WASHINGTON (CNN) -- Hillary Clinton stands ready to take up the fight for voting rights as she takes the stage in Texas on Thursday.
The issue -- far from the spotlight when she last ran in 2008 -- has taken on far greater importance in the wake of GOP-passed laws in recent years they say are aimed at reducing voter fraud, but Democrats say depress voter turnout. Democrats argue stringent voting laws -- limit early voting opportunities or require ID to register to vote -- most affect the poor, who may not have a valid ID, and those who can't take off work to head to the polls.
What's more, the Supreme Court ruled in 2013 that a key aspect of President Lyndon Johnson's Voting Rights Act of 1965 was no longer constitutional.
The changes have drawn Democrats -- including lawyers close to Clinton and the Democratic National Committee -- into a voting rights fight that some African-Americans, like South Carolina Democrat Bakari Sellers, are calling "the greatest challenge of our generation."
Clinton will push for "swift action" on the issue and knock Republicans for supporting voting laws that she says keep people away from the ballot box.
The comments will come during a speech at Texas Southern University, a historically black college, after Clinton receives an award named after Barbara Jordan, a pioneer African-American lawmaker and civil rights leader.
Clinton, an aide said Wednesday, will call for "a new national standard of no fewer than 20 days of early in-person voting in every state, including weekend and evening voting" during the speech.

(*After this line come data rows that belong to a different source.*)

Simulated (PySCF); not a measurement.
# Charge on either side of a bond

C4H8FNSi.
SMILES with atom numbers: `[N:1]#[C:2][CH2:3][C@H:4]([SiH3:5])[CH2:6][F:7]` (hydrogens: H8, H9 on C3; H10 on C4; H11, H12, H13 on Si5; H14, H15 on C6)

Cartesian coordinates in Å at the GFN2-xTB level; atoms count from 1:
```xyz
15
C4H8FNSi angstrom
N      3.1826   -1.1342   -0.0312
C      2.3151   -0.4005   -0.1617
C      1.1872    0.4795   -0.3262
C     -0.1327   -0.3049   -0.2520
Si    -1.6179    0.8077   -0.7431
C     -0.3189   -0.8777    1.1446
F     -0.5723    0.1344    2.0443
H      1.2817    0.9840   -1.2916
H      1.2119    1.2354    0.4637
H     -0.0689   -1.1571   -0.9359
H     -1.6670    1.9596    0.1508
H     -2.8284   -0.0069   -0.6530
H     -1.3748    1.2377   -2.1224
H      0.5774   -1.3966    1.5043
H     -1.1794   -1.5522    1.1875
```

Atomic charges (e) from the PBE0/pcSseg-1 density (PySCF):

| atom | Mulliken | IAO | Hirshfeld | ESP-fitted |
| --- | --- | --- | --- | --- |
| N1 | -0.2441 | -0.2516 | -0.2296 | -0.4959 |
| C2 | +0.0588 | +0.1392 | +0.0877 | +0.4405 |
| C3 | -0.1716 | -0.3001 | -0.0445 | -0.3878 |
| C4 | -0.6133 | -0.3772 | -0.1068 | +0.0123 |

Clinton will "draw a sharp contrast with Republicans who have fought to curb early voting," the aide said. In particular, she will target efforts in North Carolina, Texas, Wisconsin and Florida.
The former first lady has long been a supporter of voting rights: She helped register voters in Texas' Rio Grande Valley during the George McGovern's failed 1972 presidential run. But supporting voting rights now has the added benefit of helping keep together the coalition of voters that elected and re-elected President Barack Obama.
Obama won 93% of African-American voters in 2012 and 95% in 2008, according to exit polls. Some Democrats worry that Clinton needs a similar performance with African-American voters and disenfranchisement is an issue that Democrats hope will activate that base.
The first few months of Clinton's campaign have seen a number of events and trips focused on African-American voters.
In her first speech as a candidate, Clinton called for mandatory police body cameras across the country and end "era of mass incarceration," an issue that connected with African-American activists concerned about black men dying at the hands of law enforcement.
Clinton also focused on a minority-owned business in her first trip to South Carolina, a state with a sizable African-American population that overwhelmingly picked Obama over her in the 2008 primary.
"Secretary Clinton is addressing the right issue in the right place at the right time," Cornell William Brooks, president and CEO of the National Association for the Advancement of Colored People, told CNN on Wednesday.
"It is our hope that she and presidential contenders on both sides of the aisle will not only address the issue but support fixing the badly broken Voting Rights Act," the NAACP president said, arguing that anyone not "well versed and strongly positioned in our nation's voting and criminal justice rights challenges" will likely not be "deemed by a majority of the electorate as deserving to hold the office."
Clinton's top campaign lawyer, Marc Elias, has also taken on the fight by filing lawsuits challenging voter restriction laws in Ohio and Wisconsin. He told The New York Times on Wednesday that, "We should all want to ensure that all eligible voters can exercise their right to vote and have their vote counted."
Supporting voting rights was one of the first issues the former secretary of state dove head first into shortly after leaving the State Department with a speech at the American Bar Association's annual meeting in San Francisco in August 2013.
Clinton condemned voter ID laws, telling the audience of lawyers that they are bringing back the "old demons of discrimination."
"We do, let's admit it, have a long history of shutting people out: African-Americans, women, gays and lesbians, people with disabilities," Clinton said. "And throughout our history, we have found too many ways to divide and exclude people from their ownership of the law and protection from the law."
Rhetoric like that, according to Sellers, was welcome to many in the African-American community.
"This message whether it is her speech on immigration, whether or not it is her speech on police reform, it has to be heard in the barber shops, not just by the pastors, but by their congregations," Sellers said. "It has to reverberate."